In October, Rabbi Moishe and Yocheved Raskin, along with their young son Menachem Mendel, moved to the country’s capital city of Kampala, where they established Chabad of Uganda. The milestone was formally announcement on Sunday evening at the annual International Conference of Chabad Emissaries (Kinus Hashluchim) in New Jersey.

Other countries where Cha-bad is establishing new permanent presences this year include Montenegro, Nassau in the Bahamas, and the Caribbean island of Curaçao. These countries followed the recent opening of Chabad Houses in Laos and the Pacific island of New Caledonia.

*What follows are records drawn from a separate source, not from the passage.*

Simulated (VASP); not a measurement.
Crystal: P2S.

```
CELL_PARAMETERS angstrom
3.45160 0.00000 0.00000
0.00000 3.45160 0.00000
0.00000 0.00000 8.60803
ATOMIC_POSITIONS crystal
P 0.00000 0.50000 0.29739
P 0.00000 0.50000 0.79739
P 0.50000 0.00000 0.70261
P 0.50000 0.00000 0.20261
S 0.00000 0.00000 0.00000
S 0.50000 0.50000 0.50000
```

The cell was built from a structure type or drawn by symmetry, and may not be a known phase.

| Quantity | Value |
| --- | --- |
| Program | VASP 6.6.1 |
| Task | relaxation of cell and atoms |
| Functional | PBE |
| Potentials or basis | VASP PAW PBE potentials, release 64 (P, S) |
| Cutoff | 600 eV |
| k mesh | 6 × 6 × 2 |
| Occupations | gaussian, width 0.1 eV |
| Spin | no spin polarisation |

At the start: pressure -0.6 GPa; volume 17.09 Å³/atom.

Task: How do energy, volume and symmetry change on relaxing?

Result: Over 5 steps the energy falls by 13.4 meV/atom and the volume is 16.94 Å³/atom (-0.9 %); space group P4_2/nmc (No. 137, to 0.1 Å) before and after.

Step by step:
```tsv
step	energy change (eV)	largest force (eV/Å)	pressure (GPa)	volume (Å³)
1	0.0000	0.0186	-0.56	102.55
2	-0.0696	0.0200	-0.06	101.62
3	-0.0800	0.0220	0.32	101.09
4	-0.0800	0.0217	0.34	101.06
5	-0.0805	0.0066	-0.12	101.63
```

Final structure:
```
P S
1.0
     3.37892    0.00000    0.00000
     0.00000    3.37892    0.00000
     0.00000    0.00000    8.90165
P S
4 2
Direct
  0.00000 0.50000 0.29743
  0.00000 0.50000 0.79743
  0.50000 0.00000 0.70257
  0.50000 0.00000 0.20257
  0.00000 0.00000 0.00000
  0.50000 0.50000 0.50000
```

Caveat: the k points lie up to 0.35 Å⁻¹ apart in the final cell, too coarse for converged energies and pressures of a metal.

“The Rebbe tasked us with the mission of connecting Jews to their heritage wherever they may be,” said Rabbi Moshe Kotlarsky, vice chairman of Merkos L’Inyonei Chinuch, the educational arm of the Chabad movement. “The number 100 is spiritually significant, and these young couples are willing to go to the farthest reaches of the earth to make this happen.”

Chabad has had contact with the small but dynamic Jewish community in Uganda since at least 1999, when Rabbi Shlomo Bentolila, who together with his wife, Miriam, heads Chabad of Central Africa in Kinshasa, Congo, first sent “Roving Rabbis” there for the summer and to help mark Jewish holidays throughout the year.

The country has come a long way since the 1970s when it was under the thumb of dictator Idi Amin who, in 1976, famously allowed a plane that had taken off from Tel Aviv and was hijacked by Palestinian terrorists to land at Entebbe Airport. The episode culminated with the Israel’s miraculous Operation Thunderbolt, when Israeli commandos surreptitiously landed in Uganda and freed 102 hostages. The operation’s commander, Yoni Netanyahu, the older brother of Israeli Prime Minister Benjamin Netanyahu, was killed during the rescue.

In recent years, stability has been the rule in Uganda, which has seen an influx of international business. Today, some 400 Jews, mostly Israelis, live there year-round, joined by Jewish diplomats and NGO staffers from around the world.

“The time was right to establish a permanent Chabad House there,” says Bentolila, who arrived in the Congo in 1991.

The Raskins, both from Israel, traveled to Kampala for Purim and Passover, running holiday programs there before making the decision that the country would become their permanent home.

The International Conference of Emissaries brings together 5,600 rabbis and their guests from around the world, from as far off as Stalin’s Jewish Autonomous Region of Birobidzhan, in Russia’s Far East, to Staten Island and now, Uganda.